18. The applicants also brought an application in April 2008 seeking a declarator against the first respondent ordering it to comply with the environmental management plan. This application culminated in an order by consent containing an interim arrangement regulating access and including various undertakings with regard to trees and vegetation in and outside the prospecting and mining area.
19. About nineteen months after the mining permit had been granted, on 7 April 2008, the applicants filed an internal appeal against the decision to grant the permit in terms of section 96(1) of the Act, which allows any person whose rights or legitimate expectations have been materially and adversely affected, or who is aggrieved by any administrative decision, to appeal to the Director-General against a decision by a Regional Manager.

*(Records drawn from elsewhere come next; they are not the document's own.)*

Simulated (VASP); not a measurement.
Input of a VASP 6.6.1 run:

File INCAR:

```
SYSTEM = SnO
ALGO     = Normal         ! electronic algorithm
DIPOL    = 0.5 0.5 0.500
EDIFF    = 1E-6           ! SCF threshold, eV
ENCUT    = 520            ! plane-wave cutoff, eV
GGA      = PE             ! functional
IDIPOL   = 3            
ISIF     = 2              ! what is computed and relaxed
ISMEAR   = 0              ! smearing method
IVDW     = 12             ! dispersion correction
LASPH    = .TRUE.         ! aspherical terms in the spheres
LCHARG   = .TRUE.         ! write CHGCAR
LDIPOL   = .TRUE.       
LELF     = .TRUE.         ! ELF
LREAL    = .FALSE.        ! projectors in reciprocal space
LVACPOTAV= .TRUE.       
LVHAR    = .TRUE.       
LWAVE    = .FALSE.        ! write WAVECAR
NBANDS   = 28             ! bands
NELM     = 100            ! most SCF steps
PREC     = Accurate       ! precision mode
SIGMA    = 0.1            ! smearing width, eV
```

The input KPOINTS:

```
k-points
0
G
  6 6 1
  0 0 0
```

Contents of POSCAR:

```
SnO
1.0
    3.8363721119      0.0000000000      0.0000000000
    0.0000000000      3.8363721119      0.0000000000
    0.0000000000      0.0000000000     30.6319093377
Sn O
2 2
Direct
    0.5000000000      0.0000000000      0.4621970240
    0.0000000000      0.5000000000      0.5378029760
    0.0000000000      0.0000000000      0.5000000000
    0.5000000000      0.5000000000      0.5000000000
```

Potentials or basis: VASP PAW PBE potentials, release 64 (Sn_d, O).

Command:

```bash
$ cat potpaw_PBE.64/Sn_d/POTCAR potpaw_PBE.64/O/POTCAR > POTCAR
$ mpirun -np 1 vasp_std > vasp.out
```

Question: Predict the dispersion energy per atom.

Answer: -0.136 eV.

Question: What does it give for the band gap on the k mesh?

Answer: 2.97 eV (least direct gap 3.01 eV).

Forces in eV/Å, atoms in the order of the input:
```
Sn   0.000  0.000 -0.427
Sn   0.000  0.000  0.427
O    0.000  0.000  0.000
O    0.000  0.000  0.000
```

20. On 5 June 2008 the first respondent applied in writing to the Regional Manager, Limpopo, for renewal of the mining permit which was due to expire on 20 September 2008. The application for renewal was filed therefore about 15 weeks before it was due to expire. The permit renewal, Annexure B3 to the founding affidavit, was issued on 21 September 2008, and being a renewal was to be valid only for one year until 20 September 2009. It does not appear ex facie the renewed permit when exactly the decision to renew the permit was taken. The date of issue, 21 September 2009, was a Sunday.
21. After the decision of the Supreme Court of Appeal was handed down in May 2009, the parties engaged in negotiations regarding the proposed point of access by the first respondent to the land. A dispute then arose over the proper interpretation of the court order permitting access. In July 2009 the first respondent entered into contracts with the owner of the adjacent property to facilitate access which all parties agreed would be less intrusive to the applicants. Later that month a dispute arose when the first respondent began fencing off the prospecting area. This led to a further deterioration in the relationship, and ultimately the launching of this application for an interdict.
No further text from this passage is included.